Monday, Nov. 10, 2003 9:00 p.m. EST

Student: CNN Rigged Question for Presidential Debate

A Brown University student who was invited to participate in the "Rock the Vote" Democratic presidential debate hosted by CNN last week claimed that the network prepared her "spontaneous" question.

The student was so put off by critical reactions to her "dumb" question that she was compelled to explain her dilemma in the Brown Daily Herald.

Alexandra Trustman noted that she was "extremely disappointed in the student body's reaction, especially because they weren't privy to the circumstances under which I had to ask the question."

Those circumstances are telling:

"I was called the morning of the event and asked by the executive producer of the show if I would ask a question at the forum. I was told the question would probably be something about Macs or PCs, but that, once I arrived in Boston, we could amend what I would ask. ...

"Once in Boston I was handed a note card with the Macs or PCs version of Clinton's boxers or briefs question. After reading it, I told the executive producer that I didn't see the question's relevance and had thought of one that I would like to ask instead.

"He took a look at my question and told me I couldn't ask it because it wasn't light-hearted enough and they wanted to modulate the event with various types of questions – mine was to be one of the questions on the less serious side.

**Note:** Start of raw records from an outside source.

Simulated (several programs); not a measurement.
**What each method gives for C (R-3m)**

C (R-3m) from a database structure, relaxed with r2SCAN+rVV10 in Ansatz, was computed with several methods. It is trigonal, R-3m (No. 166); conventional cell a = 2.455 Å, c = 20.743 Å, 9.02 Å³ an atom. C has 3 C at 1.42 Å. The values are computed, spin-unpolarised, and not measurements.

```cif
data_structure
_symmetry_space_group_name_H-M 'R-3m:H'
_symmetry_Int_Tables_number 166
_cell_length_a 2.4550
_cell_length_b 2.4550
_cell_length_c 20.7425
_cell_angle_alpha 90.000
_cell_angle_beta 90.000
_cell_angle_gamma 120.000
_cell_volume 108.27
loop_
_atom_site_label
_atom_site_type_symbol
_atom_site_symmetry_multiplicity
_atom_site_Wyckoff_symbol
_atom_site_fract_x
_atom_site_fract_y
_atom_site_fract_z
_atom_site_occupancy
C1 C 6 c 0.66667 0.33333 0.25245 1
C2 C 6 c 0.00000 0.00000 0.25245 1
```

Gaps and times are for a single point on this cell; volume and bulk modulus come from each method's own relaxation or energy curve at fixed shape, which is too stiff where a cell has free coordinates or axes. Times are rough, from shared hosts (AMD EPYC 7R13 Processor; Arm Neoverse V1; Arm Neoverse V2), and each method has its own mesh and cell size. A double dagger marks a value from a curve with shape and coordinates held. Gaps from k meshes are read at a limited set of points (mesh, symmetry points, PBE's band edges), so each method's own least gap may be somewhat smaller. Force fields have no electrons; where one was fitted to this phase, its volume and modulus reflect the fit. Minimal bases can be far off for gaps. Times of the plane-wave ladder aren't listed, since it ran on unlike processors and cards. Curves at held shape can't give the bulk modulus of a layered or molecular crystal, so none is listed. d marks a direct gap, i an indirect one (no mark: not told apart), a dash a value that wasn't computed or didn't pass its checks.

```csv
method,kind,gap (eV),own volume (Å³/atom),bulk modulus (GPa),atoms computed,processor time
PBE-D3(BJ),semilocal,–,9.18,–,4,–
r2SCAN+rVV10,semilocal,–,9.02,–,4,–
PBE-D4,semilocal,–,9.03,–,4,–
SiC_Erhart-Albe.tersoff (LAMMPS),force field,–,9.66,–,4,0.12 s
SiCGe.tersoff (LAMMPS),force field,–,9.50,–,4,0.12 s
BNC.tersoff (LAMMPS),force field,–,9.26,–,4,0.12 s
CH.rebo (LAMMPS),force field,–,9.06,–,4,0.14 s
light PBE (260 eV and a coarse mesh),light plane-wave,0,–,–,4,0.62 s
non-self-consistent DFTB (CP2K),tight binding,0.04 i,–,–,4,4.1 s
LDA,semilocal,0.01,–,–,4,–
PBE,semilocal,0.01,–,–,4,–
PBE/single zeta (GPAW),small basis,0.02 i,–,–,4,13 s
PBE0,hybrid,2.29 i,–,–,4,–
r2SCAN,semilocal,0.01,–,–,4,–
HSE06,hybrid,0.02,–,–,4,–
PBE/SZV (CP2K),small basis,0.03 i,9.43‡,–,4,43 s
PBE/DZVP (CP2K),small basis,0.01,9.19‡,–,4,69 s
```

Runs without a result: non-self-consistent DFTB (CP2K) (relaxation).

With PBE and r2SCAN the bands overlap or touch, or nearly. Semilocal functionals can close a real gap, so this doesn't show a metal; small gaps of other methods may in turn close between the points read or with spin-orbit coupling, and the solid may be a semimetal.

"The show's host wanted the Macs or PCs question asked, not because he was wondering about the candidates' views of technology, but because he thought it would be a good opportunity for the candidates to relate to a younger audience – hence the 18 to 31-year-old audience of Rock the Vote.

"At this point it was clear to me that the question would be asked regardless of whether I was the person to ask it. I had to make the decision whether to actively participate in Rock the Vote by asking a question that wasn't mine and wasn't representative of me as a Brown student, or to sit in the stands uninvolved."

Nowhere in the young woman's op-ed piece does she tell what her alternate question was.